Shooting Darkens Sandy Hook Elementary School's Shining Reputation

The school's small classes and top staff draw families to the Newtown area.

ByABC News
December 14, 2012, 6:43 PM

Dec. 15, 2012— -- Sandy Hook Elementary is extraordinary for Friday's shooting that killed 27 people, 20 of them children. But before the shooting, it was simply an extraordinary school.

With its small class sizes and reputation as one of Connecticut's top schools, Sandy Hook Elementary School is the jewel of this picturesque New England town.

With almost all perfect scores from reviewers on school-rating website greatschools.org, the school is a magnet for young families who endure long drives to and from Hartford or New Haven so their kids can be educated here.
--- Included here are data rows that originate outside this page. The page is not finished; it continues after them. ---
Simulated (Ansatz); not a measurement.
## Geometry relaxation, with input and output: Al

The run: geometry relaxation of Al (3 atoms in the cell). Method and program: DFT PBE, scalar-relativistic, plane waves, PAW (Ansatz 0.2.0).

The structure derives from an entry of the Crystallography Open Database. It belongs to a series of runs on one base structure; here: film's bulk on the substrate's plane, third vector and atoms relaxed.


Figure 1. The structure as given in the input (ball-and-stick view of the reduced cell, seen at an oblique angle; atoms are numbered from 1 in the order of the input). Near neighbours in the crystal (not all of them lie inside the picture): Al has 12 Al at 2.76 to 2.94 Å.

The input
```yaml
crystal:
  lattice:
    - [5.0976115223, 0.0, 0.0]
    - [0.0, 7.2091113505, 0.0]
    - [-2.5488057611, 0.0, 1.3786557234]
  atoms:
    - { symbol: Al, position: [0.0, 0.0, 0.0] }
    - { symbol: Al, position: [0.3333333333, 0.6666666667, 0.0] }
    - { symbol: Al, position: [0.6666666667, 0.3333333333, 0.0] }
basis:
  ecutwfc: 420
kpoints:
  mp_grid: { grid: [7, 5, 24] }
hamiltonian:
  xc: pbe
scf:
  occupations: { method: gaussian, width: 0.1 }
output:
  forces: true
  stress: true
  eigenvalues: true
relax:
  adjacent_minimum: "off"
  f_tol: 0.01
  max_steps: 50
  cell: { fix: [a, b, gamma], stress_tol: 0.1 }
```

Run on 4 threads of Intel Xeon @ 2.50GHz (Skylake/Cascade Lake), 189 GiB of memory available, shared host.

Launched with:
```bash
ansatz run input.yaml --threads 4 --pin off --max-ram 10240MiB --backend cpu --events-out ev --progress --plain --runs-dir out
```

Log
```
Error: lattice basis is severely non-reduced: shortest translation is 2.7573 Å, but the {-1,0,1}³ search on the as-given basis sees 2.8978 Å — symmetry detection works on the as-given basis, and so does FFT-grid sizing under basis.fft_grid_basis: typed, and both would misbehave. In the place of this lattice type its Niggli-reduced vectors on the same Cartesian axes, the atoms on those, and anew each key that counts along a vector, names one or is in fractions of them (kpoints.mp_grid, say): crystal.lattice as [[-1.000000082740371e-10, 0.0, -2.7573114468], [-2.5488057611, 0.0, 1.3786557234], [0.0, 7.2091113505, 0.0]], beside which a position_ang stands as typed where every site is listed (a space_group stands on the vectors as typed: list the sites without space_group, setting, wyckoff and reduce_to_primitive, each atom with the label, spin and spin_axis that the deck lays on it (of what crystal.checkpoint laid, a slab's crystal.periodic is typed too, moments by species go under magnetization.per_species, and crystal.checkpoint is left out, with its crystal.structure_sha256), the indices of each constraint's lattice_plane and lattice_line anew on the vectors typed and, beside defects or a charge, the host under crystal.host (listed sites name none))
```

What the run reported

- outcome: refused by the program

"Husbands will sacrifice the commute just to come to Newtown," said Barbara Frey, a local realtor.

Caitlin Tefft, 21, went to Sandy Hook for six years as a little girl.

"It's a small school, but it was just really important to me and really important to my development," she said.

While the town is idyllic and the school offers a warm embrace to its approximately 450 kindergarteners through fourth-graders, Tefft remembered how prepared they were for a tragedy like Friday's, holding drills in the very classrooms so terrorized during the emergency.

"The teacher would lock the door and shut off the lights," she said. "You had to be quiet and not talk, which is really hard for kids, especially when they think it's not real. But I think most of them knew that something was really serious this time."

CLICK HERE for more photos from the scene.

In 2009, a parent submitted a review of Sandy Hook on greatschools.org that said, "All of my 5 children have done well, overcome obstacles with the stellar teaching staff, and have always felt valued at Sandy Hook School. Every staff member holds the bar as high for themselves as they do for the students. There has always been a family like atmosphere, highly personable as well as professional. The school motto 'think you can, work hard, get smart, be kind' is integrated into all areas, and it shows!"

Another reviewer praised the harmonious way the school reflected the diversity in the Newtown area.

The pain this town feels is magnified by the irony that its pride and joy -- Sandy Hook Elementary -- bears a new legacy so different from the old.

"It's extremely painful," said Brad Tefft, a Newtown resident and the father of Caitlin Tefft. "I mean, we're all in shock. You see people coming up to the church just to walk in and pray, and they have these blank faces."